AI needs memory

A new report by Forrester Consulting, commissioned by Micron, takes a look at how companies are implementing AI and the hardware they are using, with a special focus on memory and storage.

By Pete Singer, Editor-in-Chief

Artificial intelligence, which is extremely useful for analyzing large amounts of data (think image processing and natural language recognition), is already impacting every aspect of our lives. Products being made today are being redesigned to accommodate some form of intelligence that it can adapt to the preferences of the user. Smart speakers integrating Alexa or Siri are perhaps the best examples in the home and office, but there’s huge value in AI for businesses. “AI is so fundamental to improving what we expect of devices and their ability to interpret our needs and even predict our needs, that’s something that we’re going to see more and more of in the consumer space. And then of course in the industrial environments as well,” notes Colm Lysaght, vice president of corporate strategy at Micron Technology. “Many different industries are working and using machines and algorithms to learn and adapt and do things that were not possible before.”
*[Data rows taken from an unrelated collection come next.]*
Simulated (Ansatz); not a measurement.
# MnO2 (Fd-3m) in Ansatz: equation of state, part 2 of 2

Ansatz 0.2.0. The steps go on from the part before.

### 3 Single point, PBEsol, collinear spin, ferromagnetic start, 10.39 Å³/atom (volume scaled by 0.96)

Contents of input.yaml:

There are various ways to crunch this data. CPUs work very well for structured floating point data, while GPUs work well for AI applications – but that doesn’t mean people aren’t using traditional CPUs for AI. In fact, AI is being implemented today with a mix of CPUs, GPUs, ASICs and FPGAs. Data crunching also needs a lot of memory and storage.

A new report by Forrester Consulting, commissioned by Micron, takes a look at how companies are implementing AI and the hardware they are using, with a special focus on memory and storage.

Forrester conducted an online survey and three additional interviews with 200 IT and business professionals that manage architecture, systems, or strategy for complex data at large enterprises in the US and China to further explore this topic. Here are their key findings:

“AI is having a very large impact on society and it is fundamentally rooted in our technology. Many different applications, all of which are interpreting data in real time, need fast storage and they need memory,” Lysaght said. “At Micron, we’re transforming the way the world uses information to enrich our lives.“

To get to the next level in performance/Watt, innovations being researched at the AI chip level include:    low precision computing, analog computing and resistive computing. This will require some new innovation in design, manufacturing and test. That’s the focus of The ConFab, to be held May 14-17 at The Cosmopolitan of Las Vegas (see www.theconfab.com for more information).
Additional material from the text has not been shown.